The head of insurance brand Youi has challenged TV networks to think about the experience they provide to viewers and work out whether it is them or the advertisers who are their primary customers.

Schreuder: Is TV paying enough attention to the viewer experience?

Schreuder: Is TV paying enough attention to the viewer experience?

Speaking on a marketing panel at the Rethink TV event yesterday Hugo Schreuder told a room of network executives and ad buyers: “This might be a little bit controversial. For everyone in business we keep on challenging ourselves in putting the customer first and doing the right thing for the customer all the time.

“I sometimes wonder looking at TV networks who is the customer they are putting first? Is it us as the advertisers, which we appreciate, or is it the person sitting there watching the content they are producing? Because I think the content is brilliant but I sometimes do think that the experience is not that great. How do you fix that? I don’t know.”
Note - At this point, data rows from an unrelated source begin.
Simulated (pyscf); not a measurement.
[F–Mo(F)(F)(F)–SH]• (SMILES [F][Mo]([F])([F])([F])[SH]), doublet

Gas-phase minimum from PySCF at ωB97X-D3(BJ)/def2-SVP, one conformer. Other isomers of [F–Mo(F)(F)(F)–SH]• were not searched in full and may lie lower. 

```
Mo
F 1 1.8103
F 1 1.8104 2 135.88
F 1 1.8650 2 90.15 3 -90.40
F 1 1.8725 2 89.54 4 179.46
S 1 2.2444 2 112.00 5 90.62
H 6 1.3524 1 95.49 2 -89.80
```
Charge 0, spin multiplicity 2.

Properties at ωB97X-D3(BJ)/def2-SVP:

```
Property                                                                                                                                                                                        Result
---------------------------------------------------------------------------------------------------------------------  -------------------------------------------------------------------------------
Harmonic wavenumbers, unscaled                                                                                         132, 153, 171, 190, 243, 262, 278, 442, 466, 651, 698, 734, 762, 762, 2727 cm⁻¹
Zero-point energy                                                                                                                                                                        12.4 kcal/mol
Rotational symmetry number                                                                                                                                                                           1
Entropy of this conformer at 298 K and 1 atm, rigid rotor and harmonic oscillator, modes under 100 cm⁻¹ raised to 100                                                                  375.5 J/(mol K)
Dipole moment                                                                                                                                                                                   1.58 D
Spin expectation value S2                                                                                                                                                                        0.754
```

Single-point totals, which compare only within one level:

Speaking with Mumbrella after the event ThinkTV chairman and Network Ten executive Russel Howcroft described it as “somewhat of a chicken or egg discussion”.

“Of course they are serving both. Commercial TV exists for commerce and for entertainment as well. If you’re not entertaining and you haven’t got the audience then you haven’t got anything to sell. It’s somewhat of a chicken and egg discussion really.

“Having said that let’s understand that we’re in the commercial TV business and it’s our role in life to help people that advertise be more successful, and that’s what ThinkTV is about, to help advertisers get the most out of TV. And in return the TV stations have to make sure they’ve got the audiences. You can’t answer that question in a black and white fashion as both are vital to the business.”

Asked whether the volume of ads shown during prime time was sustainable, Howcroft replied: “Of course it is. If we discover that the volume of advertising is causing us a decline in audiences we would look at that. And I think the public understand they are watching commercial television and they understand the contract, and when did we last talk about the contract? They know they are getting $20m of shiny floor show for free, and they know part of that is watching the ads.”

He also pointed to research in which people said they appreciated advertising.

During the same panel Telstra CMO, Joe Pollard, called for TV networks to “re-engineer” its sales models to work out how they sell across both the main screen and their digital platforms.

“I think there’s got to be a realisation that television networks are content companies that produce great content that is funded in a lot of instances by ad dollars that needs to be distributed on as many platforms as possible so advertisers like us can get aggregated eyeballs,” she said.

“I think in a world of disruption that has happened with the digital players the way TV is viewed in the commercial model, including the length of the ad breaks, has not changed.

“We know from, Telstra TV that the aggregated viewership of the catch up services on Telstra TV is bigger than, say, Netflix and Youtube but I have to buy all that secondarily. I don’t think the model of how you aggregate those models and serve them up to us is right, it needs to be re-engineered.”

Founder of Seven Network-backed tech platform, AirTasker, Tim Fung, told the room TV should work harder to give more context to advertisers around the exact content of the programming their messages were going out in, saying the context is “powerful” for the brands.